Guardiola’s charges twice visited the Emirates Stadium during that period, drawing 2-2 with Arsenal in the Champions League quarter-finals in 2010 and losing 2-1 in the round of 16 a year later.
Despite failing to win on either occasion – they did triumph in both second legs to advance to the next round, however – Barcelona were excellent for long periods.
They dominated possession from the first whistle and moved the ball around with the utmost precision, forcing an Arsenal side who were used to doing similar things domestically to chase shadows.
The same could not be said in the opening half on Tuesday evening. Luis Enrique’s men were sloppy at times, their passing not as crisp or cohesive as their more tiki-taka-focused predecessors.
In part, that was down to Arsenal’s own alterations in the interim.
Arsene Wenger has displayed a pragmatic edge in the last year or so, the Frenchman seemingly increasingly willing to compromise his principles in the pursuit of victory.
Manchester City, Manchester United and Bayern Munich have all been beaten this season with an approach based on ceding control of the ball, sitting deep and springing forward with pace on the counter-attack.

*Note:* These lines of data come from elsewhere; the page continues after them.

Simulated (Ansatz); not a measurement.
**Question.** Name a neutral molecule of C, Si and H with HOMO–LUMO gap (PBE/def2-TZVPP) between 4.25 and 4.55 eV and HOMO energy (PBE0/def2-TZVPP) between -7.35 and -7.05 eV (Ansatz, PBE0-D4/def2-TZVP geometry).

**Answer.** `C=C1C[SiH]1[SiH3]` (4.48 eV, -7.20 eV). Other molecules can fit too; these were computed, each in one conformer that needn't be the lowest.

A similar game plan was implemented against Barcelona, but the more important difference between Tuesday and the encounters earlier in the decade was in Wenger’s players’ collective mindset. This time, Arsenal’s off-the-ball organisation made life difficult for their illustrious opponents, who were unable to record a single shot on target in the first 45 minutes.
Barcelona have also adapted in the last few years, though.
Luis Suarez, in particular, has given them another dimension, a dose of aggression and physicality at the top of the pitch.
The Uruguayan’s willingness to run in behind helps to create space for others in the final third, but it also encourages Barcelona to occasionally look longer and go from front to back with greater speed.
The counter-attack has been added to their armoury. Even more significantly, the focus has shifted: a side that was once defined by its all-Spanish midfield trio has come to be defined by its triumvirate of South American attackers.
“We are extremely guilty and have no excuse for that first goal,” a visibly frustrated Wenger said afterwards. “Once again, like against Monaco [at this stage of last year’s competition], exactly the same thing happened. We were caught in exactly the same way.”
His annoyance was understandable, but the Arsenal boss knew that anything less than perfection was always unlikely to be enough. “They are better than us,” he admitted. “I believe everybody knows that.”
There is no shame in that for Wenger. After all, there is not a single team in the world – perhaps even in the entire history of the game – superior to this wonderful Barcelona outfit, who demonstrated in one superb move why they are likely to become the first side to retain the Champions League in its current format this season.
Neymar to Suarez to Neymar to Messi: a moment of magic from Barcelona’s mesmeric front three that leaves Arsenal on the brink.